Here is the given question:
Consider the linear transformation: $T:\mathbb{R}^2 \to \mathbb{R}^2$ by: $T(x; y) = (x-y; -x + y)$: Write the matrix representation of $T$ with respect to the basis ${(1; 2);(-1; 1)}$ (use the same basis for domain and co-domain).
Now in the solution they did the following:
- Picked the transition matrix
\begin{equation*} P= \begin{pmatrix} 1 & -1 \\ 2 & 1 \end{pmatrix} \end{equation*}
2.Picked the matrix $A$ which is the matrix representation of the linear transformation with respect to the standard basis.
\begin{equation*} A= \begin{pmatrix} 1 & -1 \\ 1 & 1 \end{pmatrix} \end{equation*}
The found the matrix representation $B$ relative to the basis ${(1; 2);(-1; 1)}$ by solving $B=P^{-1}AP$
My question is the following: Why didn't we find $B$ by doing $B=PAP^{-1}$ since we are going from the standard basis to another one, the set-up is something I would do if I am going from ${(1; 2);(-1; 1)}$ to the standard basis.

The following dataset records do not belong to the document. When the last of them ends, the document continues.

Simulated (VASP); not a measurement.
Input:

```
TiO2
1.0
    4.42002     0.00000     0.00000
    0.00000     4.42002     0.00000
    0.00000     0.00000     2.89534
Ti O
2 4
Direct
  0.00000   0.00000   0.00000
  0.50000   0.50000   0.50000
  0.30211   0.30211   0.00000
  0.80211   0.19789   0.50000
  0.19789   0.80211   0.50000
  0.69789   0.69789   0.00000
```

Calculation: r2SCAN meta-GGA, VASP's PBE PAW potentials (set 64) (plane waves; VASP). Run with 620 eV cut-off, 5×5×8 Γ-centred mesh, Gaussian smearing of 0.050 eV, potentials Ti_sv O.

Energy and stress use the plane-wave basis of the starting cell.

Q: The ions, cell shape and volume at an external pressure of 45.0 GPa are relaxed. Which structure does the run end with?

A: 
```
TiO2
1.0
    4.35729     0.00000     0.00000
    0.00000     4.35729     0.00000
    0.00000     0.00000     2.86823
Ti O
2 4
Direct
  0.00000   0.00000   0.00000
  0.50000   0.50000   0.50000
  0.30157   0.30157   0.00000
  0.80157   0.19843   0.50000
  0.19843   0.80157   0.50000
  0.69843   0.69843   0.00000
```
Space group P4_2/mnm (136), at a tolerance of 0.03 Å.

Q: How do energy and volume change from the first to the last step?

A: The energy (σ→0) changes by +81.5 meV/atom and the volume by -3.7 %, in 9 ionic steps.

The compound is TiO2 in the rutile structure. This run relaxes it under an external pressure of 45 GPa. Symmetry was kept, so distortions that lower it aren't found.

$\newcommand{\B}{\mathcal{B}}\newcommand{\S}{\mathcal{S}}\newcommand{\x}{\mathbf{x}}$Let $\B$ be the basis in question. Note that $P$ is the transition matrix from $\B$ to the standard basis $\S$. That is, $[\x]_{\S} = P[\x]_{\B}$, or equivalently, $[\x]_{\B} = P^{-1}[\x]_{\S}$ for all $\x\in \Bbb{R}^2$.
The matrix of $T$ with respect to $\B$ in domain and codomain (which you are calling $B$) is defined as satisfying $[T(\x)]_{\B} = \color{blue}{B}[\x]_{\B}$ for all $\x\in \Bbb{R}^2$. But
$$\begin{align*}[T(\x)]_{\B} &= P^{-1}[T(\x)]_{\S} \\ &= P^{-1}A [\x]_{\S} \quad (\text{since }[T(\x)]_{\S} = A [\x]_{\S} \text{ by definition of }A)\\ &= \color{blue}{P^{-1} AP}[\x]_{\B}.\end{align*}$$
So the matrix you want is $B =P^{-1} AP$.